Sermon for Epiphany 30 January 2022

1 Corinthians 13, John 4:19-29a


Words from the choir’s communion anthem, ‘Ubi caritas et amor, Deus ibi est. Where charity and love are, there God is.’ In the name of God the Father, Son, and Holy Spirit. Amen.

In his sermon at the royal wedding in St George’s Chapel, Windsor Castle in 2018, Bishop Michael Curry said, “if it’s not about love, it’s not about God.” It was a great sermon, and I’m sure it ruffled some feathers in the Royal family and their guests, but it wasn’t actually that radical because St Paul got there two thousand years before him! If you’ve paid attention in my sermons over the years – and I wouldn’t blame you if you didn’t, you may have already realised that I’m not a huge fan of St Paul’s. Some of his writings have been misinterpreted and used to marginalise groups in society, especially women and anyone who is not heteronormative. But in this passage from Corinthians, he gets it absolutely right.

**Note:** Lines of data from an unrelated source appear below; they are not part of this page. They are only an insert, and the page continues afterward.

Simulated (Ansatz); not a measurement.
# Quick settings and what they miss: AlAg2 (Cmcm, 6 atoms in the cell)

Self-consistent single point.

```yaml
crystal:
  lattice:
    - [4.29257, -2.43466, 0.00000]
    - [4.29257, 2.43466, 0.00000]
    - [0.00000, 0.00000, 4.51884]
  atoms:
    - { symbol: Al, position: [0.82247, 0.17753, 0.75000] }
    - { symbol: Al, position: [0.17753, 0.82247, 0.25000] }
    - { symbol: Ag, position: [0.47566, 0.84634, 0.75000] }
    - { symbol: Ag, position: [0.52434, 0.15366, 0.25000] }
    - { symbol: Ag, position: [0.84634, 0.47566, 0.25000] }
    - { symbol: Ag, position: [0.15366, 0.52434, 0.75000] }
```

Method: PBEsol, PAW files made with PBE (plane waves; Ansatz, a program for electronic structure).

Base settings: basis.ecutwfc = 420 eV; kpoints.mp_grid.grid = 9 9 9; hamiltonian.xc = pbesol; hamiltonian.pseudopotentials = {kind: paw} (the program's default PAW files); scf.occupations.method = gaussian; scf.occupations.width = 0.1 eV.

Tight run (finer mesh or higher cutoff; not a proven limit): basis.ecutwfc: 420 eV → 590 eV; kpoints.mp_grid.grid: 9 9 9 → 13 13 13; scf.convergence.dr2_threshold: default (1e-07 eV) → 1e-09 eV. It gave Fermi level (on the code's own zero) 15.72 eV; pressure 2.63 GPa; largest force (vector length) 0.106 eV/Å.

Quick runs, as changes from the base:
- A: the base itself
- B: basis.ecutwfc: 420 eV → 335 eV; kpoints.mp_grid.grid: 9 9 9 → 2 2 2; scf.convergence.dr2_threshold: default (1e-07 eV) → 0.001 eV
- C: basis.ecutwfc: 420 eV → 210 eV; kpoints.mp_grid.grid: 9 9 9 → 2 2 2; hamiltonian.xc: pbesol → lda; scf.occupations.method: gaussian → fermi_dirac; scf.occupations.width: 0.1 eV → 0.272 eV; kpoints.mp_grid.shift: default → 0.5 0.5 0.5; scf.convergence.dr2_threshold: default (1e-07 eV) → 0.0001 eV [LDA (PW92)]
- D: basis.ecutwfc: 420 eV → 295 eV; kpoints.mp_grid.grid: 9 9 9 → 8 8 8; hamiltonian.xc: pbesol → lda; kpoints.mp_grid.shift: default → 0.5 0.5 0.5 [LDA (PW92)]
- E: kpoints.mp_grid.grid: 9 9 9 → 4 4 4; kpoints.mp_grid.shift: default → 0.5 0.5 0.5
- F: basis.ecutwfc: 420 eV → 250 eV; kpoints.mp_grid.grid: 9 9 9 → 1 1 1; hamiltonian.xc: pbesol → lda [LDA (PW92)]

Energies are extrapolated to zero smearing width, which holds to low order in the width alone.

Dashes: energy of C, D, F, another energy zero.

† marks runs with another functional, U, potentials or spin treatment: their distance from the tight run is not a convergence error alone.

The scholar John Barclay describes this passage as a “pen portrait of love”, and it is often used at church weddings. It is prose, yet the most poetic of prose. It talks about love at its best, which at the wedding stage of a relationship, those are the aspirations. But a few years down the line, it is harder to keep to such high expectations. It is only human for envy, rudeness, infallibility, irritation, and resentment to appear in any relationships, but reading that passage may not necessarily serve as a helpful reminder and yardstick, but rather be an uncomfortable reminder of when and how we fall short. This is when I think the advert should ask “Have you been mis sold 1 Corinthians 13?” I think many people have, but without even realising it.

The love that Paul is talking about is not the loves we are more familiar: those of eros, erotic love, storge, family love, or philia, the love of friendship. Those loves have terms and conditions of commitment and care for people you already know and are in some form relationship with.

Paul is talking about a different type of love, a better love, the M&S love, agape, which means unconditional, self-sacrificial love, pity, compassion, a love that isn’t necessarily a nice and cosy love, and one that could very well make you feel uncomfortable. This is a uniquely Christian concept. It is the love that Jesus spoke about in the parable of the good Samaritan, when it was the Samaritan who stopped to help the man who had been left for dead, even though Jews and Samaritans were enemies. The Samaritan showed pity, compassion, unconditional love; it was called unconditional because there weren’t any existing conditions between the two men.

Jesus’ radical agape love broke the boundaries of tradition and practice. He associates with women – and it is women who are the first to witness to the resurrection – and here we have a Samaritan woman, no less. That is a double whammy there! In a scene before this morning’s gospel reading, we hear Jesus saying that all are welcome at the well that gives the water of life: “Jesus said to her, ‘Everyone who drinks of this water will be thirsty again, but those who drink of the water that I will give them will never be thirsty. The water that I will give will become in them a spring of water gushing up to eternal life.’ The woman said to him, ‘Sir, give me this water, so that I may never be thirsty or have to keep coming here to draw water.’”

He has come to Samaria to do God’s work, to preach the good news, even though Jews had nothing to do with Samaritans. Why was this? Because they were half-Jew, half-Gentile. The race developed after the Assyrian captivity of the northern kingdom of Israel. Those who remained, intermarried with the Assyrians, thus producing Samaritans. Like any examples of mixed race, they were criticised for being only half Hebrew or half Assyrian, not fully Hebrew or fully Assyrian. They had their own copy of the Torah, their own practices, and their own Temple.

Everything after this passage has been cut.